This is essentially a re-iteration of yesterday's AAPL trade set up in the post, AAPL Update.
The Q's are underperforming and it was obvious they would as their divegrence (positive) is essentially not there. The only thing that has the Q's in the green is the fact they are drafting the broad market, but that can't and hasn't held recently as there has been massive differences in relative performance which would be a bright red flag if I were long the market.
The Q's only real hope to improve relative performance as the worst performing of the averages on the day(as expected) is for their most heavily weighted component, AAPL, to drive them higher as it has done in the past week or so.
Thus if AAPL makes the move above the triangle pointed out yesterday it will not only give us a much better entry by nearly 4%, which is also much lower risk by at least 4 % which for my risk management allows either a wider stop which I prefer on trend reversals or a larger position as risk per share drops significantly allowing me to carry more shares at the same risk level. This is why I want to see AAPL above the $119 area for a potential short trade or at least 2 of 3 good reasons.
Don't forget to set price alerts if you are interested.
At present I think there are better trades than AAPL =if I have to decide where to best put my resources o work, but on such a bounce as explained yesterday and above, AAPL becomes much more attractive, however I still see it as a swing trade for now and not a longer term core position as AAPL transforms from a growth monster to a blue chip, more stable income stock like MSFT. Look at MSFT over the last 20 years for the blueprint of AAPL.
AAPL's gap down this morning saw a positive divegrence that has sent it back up above yesterday's close, just in the green, but this isn't the trade set-up we were looking for yesterday nor today...
The 5 min chart's overwhelming feature is a large negative divegrence sending AAPL down from Friday's close to yesterday morning's a.m. lows where a huge number of stops were hit right below numerous whole number/psychological levels such as $115, $114, $113 as well as the 30/60 min 50-bar moving average that has defined the trend since October. Thus the break not only triggered stops, but put in a more important "Change of character" which we can take advantage of on some intraday strength as this larger negative divegrence dominates the chart.

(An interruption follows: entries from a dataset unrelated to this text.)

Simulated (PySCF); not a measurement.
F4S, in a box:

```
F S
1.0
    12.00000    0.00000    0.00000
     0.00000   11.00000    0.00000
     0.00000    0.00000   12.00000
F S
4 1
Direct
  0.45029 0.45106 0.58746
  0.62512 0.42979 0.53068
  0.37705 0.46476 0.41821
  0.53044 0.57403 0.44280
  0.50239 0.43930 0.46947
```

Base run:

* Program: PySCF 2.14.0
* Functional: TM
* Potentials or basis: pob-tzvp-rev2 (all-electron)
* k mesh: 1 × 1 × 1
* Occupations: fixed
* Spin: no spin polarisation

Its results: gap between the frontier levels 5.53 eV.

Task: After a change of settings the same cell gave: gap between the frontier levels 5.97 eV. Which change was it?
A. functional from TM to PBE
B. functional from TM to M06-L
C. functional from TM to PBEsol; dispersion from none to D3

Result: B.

On a 10 min chart you see a relative negative changing initial character at #1, a leading negative warning of a decline at #2 and a stronger leading negative at #3, even with a potential bounce, this leading negative is SCREAMING to short AAPL in to price strength as the change of character has occurred, the trend is essentially broken. Navigate the volatility around this initial break and look for some price strength, that's AAPL's X-mas gift.